Skip to content

Israel's Lessons in Public Resilience

SECURITY PROFESSIONALS the world over have long looked to Israel for best practices in everything from airport prescreening procedures to hand-to-hand combat. Now, U.S. homeland security leaders seek to emulate Israel’s successes at maintaining public vigilance and fostering individual preparedness—keys to resilience.

Israel’s public resilience is, of course, a matter of necessity. At the country’s inception in 1948, leader David Ben-Gurion stated that “the entire people is the army, the entire land is the front.” That remains largely the case. By contrast, the average person living in the United States is more likely to encounter natural disasters and traditional crime than an act of terrorism, making it difficult for officials to get the public to prepare for the worst.

Seeking ideas for public resilience—specifically to terrorism—the Department of Homeland Security (DHS) commissioned the Homeland Security Institute (HSI) to study public resiliency efforts in Israel and draw lessons for the United States. HSI’s primary recommendations: the government has to be candid with the public about risk and must educate citizens about the real intended effects of terrorism—not death and destruction, but fear and chaos. That knowledge, the authors argue, will foster psychological resilience, action, and recovery.

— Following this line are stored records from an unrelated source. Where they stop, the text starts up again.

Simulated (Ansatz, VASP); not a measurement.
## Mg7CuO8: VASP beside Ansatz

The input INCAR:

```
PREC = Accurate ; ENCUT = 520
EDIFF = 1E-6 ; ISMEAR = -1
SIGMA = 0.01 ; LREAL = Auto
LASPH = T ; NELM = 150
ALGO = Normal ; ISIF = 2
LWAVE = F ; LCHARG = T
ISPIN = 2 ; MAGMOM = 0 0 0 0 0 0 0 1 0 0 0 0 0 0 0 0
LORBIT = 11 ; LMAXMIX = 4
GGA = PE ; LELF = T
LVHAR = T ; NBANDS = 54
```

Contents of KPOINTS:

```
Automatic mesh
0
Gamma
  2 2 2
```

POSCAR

“Emergency authorities, in particular, need to change their perceptions of the public from seeing them as victims to considering them as partners and force multipliers,” the researchers wrote.

In Israel, HSI found that government agencies—including the Israel Defense Forces and Home Front Command—deliver unified, consistent messages about preparedness and threats. As a result, the public trusts the government’s risk communication. HSI also found consensus between the government and the citizens that individual preparedness is not just something the government recommends—it is a public responsibility.

HSI also looked at the situation in the United States. Its findings about U.S. public preparedness hold few surprises: First, the public generally views preparedness solely as a government responsibility. Second, the American public has lost confidence in the federal government’s ability to respond effectively to a major terrorist attack since 9-11 and Hurricane Katrina. Third, the federal government’s communication of threats has been inconsistent.

Both in the report and in an interview with Security Management, lead author Sibel McGee acknowledged the well-known political pitfall of terrorism risk-communication in the United States: the allegation of “fear-mongering.”

The solution, according to HSI, is “a systematic and comprehensive terrorism awareness and education program” that focuses on terrorism’s ultimate goals, placing the risk in proportion to others faced by society.

HSI’s research placed special focus on the still-evolving issue of suspicious activity reports (SARs). Unlike criminal complaints or emergency calls, SARs entail a person’s reporting of unusual activity—behavioral, financial, or otherwise—that might indicate terrorist behavior.

Israeli authorities solicit SARs from the public through a single, nationwide phone number and through a prominent public education campaign that helps the public by defining suspicious activity—whether involving people, vehicles, or objects—in brief, straightforward terms.

In the United States since 9-11, individual states and cities have launched SAR campaigns, such as the “If You See Something, Say Something” campaign launched by the New York Metropolitan Transportation Authority in 2003. The United States’ first national SAR effort, overseen by the Office of the Director of National Intelligence (ODNI), is currently in its pilot phase with major law enforcement agencies. ODNI continues to refine the definition of suspicious activities to clearly exclude issues of race, religion, and political views to avoid violation of constitutional rights.

For SARs to be most effective in the United States, state and local authorities should continue to field reports, but, as in Israel, the effort should be marketed to the public through a single coordinated, national public education program, HSI recommends. And McGee does not see why that can’t include information on civil liberties.

“It’s about issues of clear-cut instructions and helping people understand that observing the suspicious nature of a person does not involve profiling,” McGee says.